In many parts of the island the bottoms of the valleys are covered
in an extraordinary manner by myriads of great loose angular
fragments of the quartz rock, forming "streams of stones." These
have been mentioned with surprise by every voyager since the time
of Pernety. The blocks are not waterworn, their angles being only
a little blunted; they vary in size from one or two feet in
diameter to ten, or even more than twenty times as much. They are
not thrown together into irregular piles, but are spread out into
level sheets or great streams. It is not possible to ascertain
their thickness, but the water of small streamlets can be heard
trickling through the stones many feet below the surface. The
actual depth is probably great, because the crevices between the
lower fragments must long ago have been filled up with sand. The
width of these sheets of stones varies from a few hundred feet to a
mile; but the peaty soil daily encroaches on the borders, and even
forms islets wherever a few fragments happen to lie close together.

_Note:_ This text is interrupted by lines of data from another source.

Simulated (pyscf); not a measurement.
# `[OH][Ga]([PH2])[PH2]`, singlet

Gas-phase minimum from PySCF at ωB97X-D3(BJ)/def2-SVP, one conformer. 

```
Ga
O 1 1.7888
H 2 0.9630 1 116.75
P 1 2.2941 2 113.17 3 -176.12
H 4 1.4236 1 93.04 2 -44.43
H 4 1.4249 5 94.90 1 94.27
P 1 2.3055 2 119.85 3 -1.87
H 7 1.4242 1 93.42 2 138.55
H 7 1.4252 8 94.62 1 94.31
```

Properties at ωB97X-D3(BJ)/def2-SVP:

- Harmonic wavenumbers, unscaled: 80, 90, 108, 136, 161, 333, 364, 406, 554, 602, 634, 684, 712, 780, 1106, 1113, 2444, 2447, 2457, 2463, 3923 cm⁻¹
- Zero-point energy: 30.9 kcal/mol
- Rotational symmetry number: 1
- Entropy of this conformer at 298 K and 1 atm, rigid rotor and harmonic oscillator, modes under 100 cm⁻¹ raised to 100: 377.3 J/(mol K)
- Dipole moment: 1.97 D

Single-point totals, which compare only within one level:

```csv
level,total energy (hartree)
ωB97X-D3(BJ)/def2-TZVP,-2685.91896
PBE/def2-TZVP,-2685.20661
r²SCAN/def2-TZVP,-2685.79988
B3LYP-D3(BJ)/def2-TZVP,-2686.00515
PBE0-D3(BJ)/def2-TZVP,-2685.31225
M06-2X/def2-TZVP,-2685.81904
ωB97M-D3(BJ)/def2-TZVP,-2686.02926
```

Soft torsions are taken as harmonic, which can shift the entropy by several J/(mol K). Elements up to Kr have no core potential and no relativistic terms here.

In a valley south of Berkeley Sound, which some of our party called
the "great valley of fragments," it was necessary to cross an
uninterrupted band half a mile wide, by jumping from one pointed
stone to another. So large were the fragments, that being overtaken
by a shower of rain, I readily found shelter beneath one of them.
Their little inclination is the most remarkable circumstance in
these "streams of stones." On the hill-sides I have seen them
sloping at an angle of ten degrees with the horizon; but in some of
the level, broad-bottomed valleys, the inclination is only just
sufficient to be clearly perceived. On so rugged a surface there
was no means of measuring the angle; but to give a common
illustration, I may say that the slope would not have checked the
speed of an English mail-coach. In some places a continuous stream
of these fragments followed up the course of a valley, and even
extended to the very crest of the hill. On these crests huge
masses, exceeding in dimensions any small building, seemed to stand
arrested in their headlong course: there, also, the curved strata
of the archways lay piled on each other, like the ruins of some
vast and ancient cathedral. In endeavouring to describe these
scenes of violence one is tempted to pass from one simile to
another. We may imagine that streams of white lava had flowed from
many parts of the mountains into the lower country, and that when
solidified they had been rent by some enormous convulsion into
myriads of fragments. The expression "streams of stones," which
immediately occurred to every one, conveys the same idea. These
scenes are on the spot rendered more striking by the contrast of
the low, rounded forms of the neighbouring hills.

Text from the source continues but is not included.